This morning I combed through the box of travel journals and finally found the very first one lying at the bottom of the box. When I found it I was disappointed. Shouldn’t the heart of Africa deserve more than little half-page entries for each day? Victoria Falls, the Zambezi River, Livingstone, wild elephants, lions, giraffes, and zebras? My handwriting is large, so here are these cramped little notations that say so little about a trip that started it all. There are my photographs, thank goodness, and I can still remember that wonderful, scary feeling that comes from doing something out of the ordinary realm of day-to-day living. The first words for the April 26, 1982 entry were, “What am I doing here?”
I had accompanied my former husband to South Africa where he had business. From there I flew to Zimbabwe (formerly Southern Rhodesia), traveling on my own for the first time in my life. A small town girl from Oregon. The fact that the road from the airport carried mostly military vehicles, and an armored tank with soldiers kept a roadside surveillance, might have had something to do with my wonderment at what I was doing there. I also experienced what it was like to be a minority, a white woman in a sea of black male faces. “I feel very uncomfortable and strange,” I wrote. What I thought was, this must be what it is like to be a black person in Oregon (in the 1980’s).

An older British couple had flown in on the same plane as I had. They too had ridden the bus from the airport to the Victoria Falls Hotel, a grand old Edwardian hotel built in 1904. When I entered the hotel dining room that first evening, they saw me and invited me to join them. They were independent travelers, as many older British people are, exploring what was once the far-reaching British Empire. Their names were Elsie and Victor Cherry from Manchester, England. We joined forces for the next few days, holding umbrellas over our heads as we walked in the mist of Victoria Falls, enjoying a Zambezi River Sunset Cruise, and crossing the bridge over the Zambezi River into Zambia. Elsie was a little scattered - absentmindedly leaving a bag of money at the border crossing in Zambia - and Victor stoically soldiered on. They were a delight and we exchanged Christmas cards for the next few years. When I went on to the Safari Lodge at Wankie National Park, the Cherry’s flew to the archeological ruins of the Great Zimbabwe.

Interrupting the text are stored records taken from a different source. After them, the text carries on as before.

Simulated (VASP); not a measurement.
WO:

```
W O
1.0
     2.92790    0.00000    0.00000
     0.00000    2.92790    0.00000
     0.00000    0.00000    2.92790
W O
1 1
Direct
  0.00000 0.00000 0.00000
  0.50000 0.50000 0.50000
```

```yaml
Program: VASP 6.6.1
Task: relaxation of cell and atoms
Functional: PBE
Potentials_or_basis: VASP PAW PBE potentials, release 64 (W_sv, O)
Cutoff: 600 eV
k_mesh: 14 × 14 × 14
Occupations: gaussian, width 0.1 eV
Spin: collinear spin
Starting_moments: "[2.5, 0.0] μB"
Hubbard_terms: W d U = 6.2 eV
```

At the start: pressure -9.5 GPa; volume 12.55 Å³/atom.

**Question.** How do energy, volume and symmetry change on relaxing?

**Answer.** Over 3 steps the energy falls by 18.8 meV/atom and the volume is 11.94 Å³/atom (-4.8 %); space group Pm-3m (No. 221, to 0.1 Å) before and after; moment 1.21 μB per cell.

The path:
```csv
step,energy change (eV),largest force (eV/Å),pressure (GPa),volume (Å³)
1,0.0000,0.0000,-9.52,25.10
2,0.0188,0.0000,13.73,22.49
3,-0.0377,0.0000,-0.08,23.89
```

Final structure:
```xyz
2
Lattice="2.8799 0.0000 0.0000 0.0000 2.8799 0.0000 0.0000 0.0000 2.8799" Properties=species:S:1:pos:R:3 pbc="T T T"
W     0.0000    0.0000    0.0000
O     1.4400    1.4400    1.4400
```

My journal does little more than mention the mist-soaked paths, lush vegetation, and wet hair plastered to my head as I hiked beneath the roaring Victoria Falls… also called “The Smoke That Thunders.” I saw elephants and zebras, giraffes and gazelles, but all I wrote was, “Up at 5 am and out in the Range Rover by 6:15. Highlight was seeing male and female lions come to a drinking hole.” How boring is that for detail? Thank goodness my later adventures grew beyond a half page description.